Won One


Eleven years.  As of September 20th, David and I have been married that long.  It feels strangely unbelievable, Twilight Zone like.  Almost as if we were warped to this point immediately after college.  I don’t want to be one of those weirdly reminiscent people bawling over their old yearbooks, but where has all the time gone?

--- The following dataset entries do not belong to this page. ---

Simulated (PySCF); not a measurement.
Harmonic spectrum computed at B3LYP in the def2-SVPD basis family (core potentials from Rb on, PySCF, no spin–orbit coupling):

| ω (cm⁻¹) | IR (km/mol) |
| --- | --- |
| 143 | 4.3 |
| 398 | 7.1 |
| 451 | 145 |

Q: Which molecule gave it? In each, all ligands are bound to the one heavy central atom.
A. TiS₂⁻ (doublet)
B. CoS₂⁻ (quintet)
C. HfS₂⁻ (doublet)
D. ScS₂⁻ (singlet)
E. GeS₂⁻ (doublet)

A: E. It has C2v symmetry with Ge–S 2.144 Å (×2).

You know, 10 is supposed to be the banner year.  The decade mark.  There’s a certain significance about hitting the double digits in anniversaries; you’ve arrived at “Marriage Veteran” status.  Well, that wasn’t the case for us.  It’s no secret that our marriage has been through the ringer over the past couple of years.  And last year wasn’t an exception.  I was so excited to hit 10, like those magical numbers were the cure to all that had been ailing our relationship.  Sadly, not true.  David and I spent the weekend at a bed and breakfast, in love but lost.  The holes, the missing pieces of our marriage became even more evident while we were away.  It haunted me, the ghost of our former love and life hovering behind me all weekend.  Never was it more clear than out at a fancy restaurant, seated close to a young couple one booth over.  Their happiness was this obvious, bubbling energy, while we operated at a constant slow boil of tolerance and frustration. Coming to that stark realization just about broke my heart.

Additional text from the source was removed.